There’s some debate about whether (all of) these inscriptions are really in Judahite Hebrew and not, say, Phoenician. But if they are (the one on the image seems clear enough), why the weird script? The editors of the Kuntillet ‘Ajrud inscriptions don’t really know either, but suggest some kind of Phoenician influence in Judah at this time. I don’t know of any other evidence to suggest that, and it seems ad hoc.
But why this Phoenician fixation? Unless I’m missing something serious, there aren’t any consistent differences at this time between the Phoenician script proper and the broader North Levantine script as it was also used for Ammonite, Sam’alian, and, again, Aramaic. Here’s a nice Old Aramaic inscription so you can check.
Part of one of the Sefire steles, mid-eighth century BCE. The quality isn’t great, but if you can find any 𐤅 w‘s or 𐤊 k‘s (try the bottom left quarter), those are the shapes that look different from Paleo-Hebrew that are also in the Kuntillet ‘Ajrud inscription above.Unlike the Phoenician hypothesis, I think there may be sufficient evidence for Aramean, specifically Damascene influence on Judah, around the same time that Hazael of Damascus was exerting influence all over the place:
17 At that time King Hazael of Aram went up, fought against Gath, and took it. But when Hazael set his face to go up against Jerusalem, 18 King Jehoash of Judah took all the votive gifts that Jehoshaphat, Jehoram, and Ahaziah, his ancestors, the kings of Judah, had dedicated, as well as his own votive gifts, all the gold that was found in the treasuries of the house of the Lord and of the king’s house, and sent these to King Hazael of Aram. Then Hazael withdrew from Jerusalem.
2 Kings 12:17-18 (NRSVUE)
This event, commonly dated around 830 BCE, does not get a lot of follow-up in the Bible. But this is overlord behaviour. When Sennacherib besieges Jerusalem and has to be bought off, that’s a major event of the Assyrian period. When Nebuchadnezzar besieges Jerusalem (the first time) and takes the Temple vessels as tribute, that’s the Babylonian period. Could it be that at the same time that Hazael was conquering his Aramean neighbours and defeating the Israelites in Transjordan (2 Kings 10:32-33), Judah entered a mini Aramean period? If so, it wouldn’t be crazy for scribal training in Damascus-dominated Judah to teach the newly emergent script of its Syrian overlords.
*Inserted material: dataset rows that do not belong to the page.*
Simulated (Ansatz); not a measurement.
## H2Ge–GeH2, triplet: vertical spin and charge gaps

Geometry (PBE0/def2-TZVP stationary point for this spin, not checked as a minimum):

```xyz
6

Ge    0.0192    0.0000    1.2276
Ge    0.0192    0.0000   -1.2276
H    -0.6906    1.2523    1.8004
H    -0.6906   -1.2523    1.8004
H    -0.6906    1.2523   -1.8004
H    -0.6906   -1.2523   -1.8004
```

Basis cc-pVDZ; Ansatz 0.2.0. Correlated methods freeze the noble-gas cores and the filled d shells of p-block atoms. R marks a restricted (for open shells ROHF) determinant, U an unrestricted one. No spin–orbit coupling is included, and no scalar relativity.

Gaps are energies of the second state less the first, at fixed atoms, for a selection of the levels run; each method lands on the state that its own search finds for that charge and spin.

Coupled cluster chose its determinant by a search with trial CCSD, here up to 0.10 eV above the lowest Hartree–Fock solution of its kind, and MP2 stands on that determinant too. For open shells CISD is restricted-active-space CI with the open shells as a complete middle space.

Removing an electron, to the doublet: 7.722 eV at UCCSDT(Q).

But in the end, Judahite Hebrew is normally written with Paleo-Hebrew, not a Northern Levantine script like Aramaic. So, what, did they switch at some point? Well,
8 Then Amaziah sent messengers to King Jehoash son of Jehoahaz son of Jehu of Israel, saying, “Come, let us look one another in the face.” 9 King Jehoash of Israel sent word to King Amaziah of Judah, “A thornbush on Lebanon sent to a cedar on Lebanon, saying, ‘Give your daughter to my son for a wife,’ but a wild animal of Lebanon passed by and trampled down the thornbush. 10 You have indeed defeated Edom, and your heart has lifted you up. Be content with your glory and stay at home, for why should you provoke trouble so that you fall, you and Judah with you?”
11 But Amaziah would not listen. So King Jehoash of Israel went up; he and King Amaziah of Judah faced one another in battle at Beth-shemesh, which belongs to Judah. 12 Judah was defeated by Israel; everyone fled home. 13 King Jehoash of Israel captured King Amaziah of Judah son of Jehoash son of Ahaziah at Beth-shemesh; he came to Jerusalem and broke down the wall of Jerusalem from the Ephraim Gate to the Corner Gate, a distance of four hundred cubits. 14 He seized all the gold and silver and all the vessels that were found in the house of the Lord and in the treasuries of the king’s house, as well as hostages; then he returned to Samaria.
2 Kings 14:8-14 (NRSVUE)
This is several decades and one or two generations later: Amaziah of Judah is Jehoash of Judah’s son, and Jehoash of Israel is the grandson of Hazael’s contemporary Jehu of Israel. And again, what we see here is typical overlord-vassal behaviour. It seems fair to say that here, Judah is (re)entering a period of Samarian dominance. Wresting Judah from Damascus as part of the larger Israelite campaign against Aram of this time seems like a good reason for Jehoash to have sent his armies south, perhaps a better reason than Amaziah being a bit of a blowhard.
That provides us with a natural setting for Judah to switch to the Samarian-promoted Paleo-Hebrew script attested in most of the Judahite Hebrew epigraphy. When we next get information about Judah’s geopolitical situation, it’s the late eighth century and they’re wisely switching allegiance to the Neo-Assyrian Empire. While the Assyrians used Aramaic for administration in the western part of their empire (the Aramaic-derived script used for Hebrew today is still called ktav ashuri, ‘Assyrian writing’), I’m not sure they would have cared enough to enforce the use of Northern Levantine all over the place for local, non-Aramaic languages too. You need Persians for that level of organization.
So, between ca. 830 and 790, we’ve got a window where it might have made more sense for Judahite scribes to write like Arameans than like northern Israelites. I’ll have to double check (especially the material from Arad), but I think the timing works out for the use of Northern vs. Southern Levantine for Judahite Hebrew corresponding to Damascene vs. Samarian dominance. Why exactly Aramaic-Judahite-Hebrew-writing scribes would have been leaving (Yahwistic!) religious plaster inscriptions at a waystation in the desert in Sinai, however, remains a mystery to me for now.